CFMEU braces for next chapter in ICAC probe
By Nonee Walsh, ABCUpdated March 16, 2013, 8:12 am
The coal miners’ union is bracing itself for a damaging series of revelations from an anti-corruption inquiry involving a well-respected former leader.
The Independent Commission Against Corruption’s (ICAC) probe into the granting of mining licences to entities connected to the family of New South Wales Labor Party powerbroker Eddie Obeid has already damaged the ALP.
Now the Construction, Forestry, Mining and Energy Union (CFMEU) is bracing itself for a reputational hit in the next part of the inquiry, which is due to begin on Monday.
The CFMEU’s former national secretary, John Maitland, is staying out of the public eye at the moment and has cancelled today’s public auction of a $1.6 million farm near Kempsey on the NSW north coast.
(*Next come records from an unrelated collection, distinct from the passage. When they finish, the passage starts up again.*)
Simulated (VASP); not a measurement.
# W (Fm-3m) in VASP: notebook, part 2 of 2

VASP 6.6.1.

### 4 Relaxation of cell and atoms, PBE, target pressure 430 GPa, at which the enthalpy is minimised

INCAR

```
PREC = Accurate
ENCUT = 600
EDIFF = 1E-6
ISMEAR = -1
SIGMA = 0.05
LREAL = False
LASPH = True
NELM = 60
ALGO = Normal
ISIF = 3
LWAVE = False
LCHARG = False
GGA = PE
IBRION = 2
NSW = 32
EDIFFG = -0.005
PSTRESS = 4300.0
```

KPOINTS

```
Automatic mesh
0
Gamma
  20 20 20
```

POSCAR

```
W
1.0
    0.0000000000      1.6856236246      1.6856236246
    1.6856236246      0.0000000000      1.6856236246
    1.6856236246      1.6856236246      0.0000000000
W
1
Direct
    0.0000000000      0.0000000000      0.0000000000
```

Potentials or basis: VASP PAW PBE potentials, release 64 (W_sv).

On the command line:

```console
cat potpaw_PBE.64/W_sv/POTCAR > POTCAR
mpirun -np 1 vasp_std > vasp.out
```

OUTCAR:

However the former union veteran still has $5-million-worth of property on the market, including a $3 million property in Victoria owned through his family company, Jonca.
Mr Maitland bought the farms after he became a multi-millionaire just four years after retiring as CFMEU head.
That wealth came on the back of an investment of less than $200,000 and a mining licence issued by his friend, the then state mining minister, Ian Macdonald.
It was the same year Mr Maitland became a Member of the Order of Australia, in recognition of his services to international and Australian industrial relations.
Now, the unravelling of the story of the rise from union man to rich mining investor threatens to drag in his former union colleagues.
Doyles Creek licence
The ABC understands a number of mining union officials have been called to give evidence to the ICAC about the Doyles Creek coal exploration licence, and the associated $10 million share price windfall to Mr Maitland.
Just two months after he left the union Mr Maitland began buying shares in a company called Nucoal. A $1 shelf company was also established, which became Doyles Creek Mining.
Among Mr Maitland’s plans was for an operation to train people to work in underground mines.
Some time after his first approach to Mr Macdonald about his training mine, Mr Maitland became a director and later chairman of Doyles Creek Mining.
The training mine idea had been proposed a decade before, when Mr Obeid was minerals minister, and it had been a strong interest of Mr Maitland in his time at the CFMEU.
A plan for a large coal mine to fund it between the town of Jerrys Plains and the Wollemi National Park was rejected between 1999 and 2000 by the state government because the area was environmentally sensitive.
But the licence for a training mine and exploration licence was issued by Mr Macdonald in late 2008, against departmental advice, to Doyles Creek Mining.
Doyles Creek was then taken over by Nucoal and, when the company was publicly floated in 2010, Mr Maitland sold almost $6-million-worth of shares. After that, he began buying up the farms he is now selling.
The veracity of letters of support for the Doyles Creek licence sent to government is likely to be examined by the ICAC.
The apparent authors are Labor politicians including Climate Change Minister Greg Combet, along with a who’s who of union officials and entities associated with the mining union.
When Mr Maitland retired in 2006, the union’s then national president, Tony Maher, lauded “the Maitland effect” on the reputation of the union and the Labor movement.
“Wherever he goes he is hailed as a long-lost brother and treated as a king. And rightly so,” he said at a farewell in 2006.
Now Mr Maitland’s name cannot be found on the CFMEU website. According to sources in the union, the reaction he now prompts is shock and disappointment as the union nervously awaits the latest ICAC revelations.
A union spokesperson said officials are unable to comment based on legal advice.